Triple question about sidekiq background jobs

dunczzz · January 16, 2020, 1:54pm

Hi all,

We’re using Gitlab Enterprise Edition version 11.10.4 . Our server setup is 1x master and 2x worker nodes (physical dedicated servers each).

Our master server runs pretty much everything, including a standalone postgres instance (e.g. installed directly on to the server, not part of the Gitlab setup) and our worker servers almost exclusively run sidekiq processes.

The setup is as follows (I wasn’t involved with this, so not sure why):

master -> sidekiq['concurrency'] = 9, no cluster/queue groups enabled
worker1 -> sidekiq['concurrency'] = 50, no cluster/queue groups enabled
worker2 -> sidekiq['concurrency'] = 50, queue groups enabled for various pipeline_processing: queues (0/2 on about ~5 different pipeline queues)

My three questions are as follows.

On the worker boxes, the BuildQueueWorker jobs take ~190 seconds each. On our master server, these jobs take <20 seconds.

What could be causing this slowness? Is it because PostGres is on localhost on the master server perhaps?

Occasionally we’re seeing PostReceive and UpdateMergeRequest jobs becoming stuck (on all 3 servers). If I then investigate PostGres locks, there are loads of blocked locks for queries involving the relname of internal_ids. If I kill these locks (SELECT the pid from these queries, then kill them with xargs), the jobs start flowing again.

When this happens, all other jobs stop processing - regardless of whether they’re on worker or master.

Is there a way to stop this from happening?
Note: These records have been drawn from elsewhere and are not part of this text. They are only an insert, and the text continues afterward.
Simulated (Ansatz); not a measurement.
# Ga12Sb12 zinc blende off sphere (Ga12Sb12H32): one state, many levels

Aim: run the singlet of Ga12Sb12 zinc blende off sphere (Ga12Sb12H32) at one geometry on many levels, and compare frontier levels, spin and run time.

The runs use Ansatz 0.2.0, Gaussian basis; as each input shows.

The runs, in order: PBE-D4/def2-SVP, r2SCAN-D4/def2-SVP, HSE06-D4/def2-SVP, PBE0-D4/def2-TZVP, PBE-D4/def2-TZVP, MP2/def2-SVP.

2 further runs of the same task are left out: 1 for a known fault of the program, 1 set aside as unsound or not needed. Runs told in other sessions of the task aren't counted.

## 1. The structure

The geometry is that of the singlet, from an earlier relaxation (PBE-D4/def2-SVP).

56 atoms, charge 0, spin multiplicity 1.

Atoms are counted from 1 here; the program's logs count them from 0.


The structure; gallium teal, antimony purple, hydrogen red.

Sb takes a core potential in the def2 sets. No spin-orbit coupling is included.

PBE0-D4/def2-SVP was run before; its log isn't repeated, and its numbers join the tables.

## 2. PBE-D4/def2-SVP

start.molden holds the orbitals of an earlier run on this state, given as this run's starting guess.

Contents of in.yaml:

The jobs that we see most often are BuildHooksWorker, ArchiveTraceWorker and ExpireJobCacheWorker (all quick - 0.1xx seconds), then the aforementioned UpdateMergeRequest, PostReceive (both very slow, as mentioned) and finally PipelineUpdateWorker and BuildQueueWorker (both reasonably slow, the latter as per my first question).

Given that we’ve got 3 separate workers, is there a way I should be tuning our setup for the purpose of improving the burndown on these jobs? Would it make sense for example to have 1 of each of those “categories” of queue on each server? E.g. BuildHooksWorker -> master, ArchiveTraceWorker -> worker1 etc?

Many thanks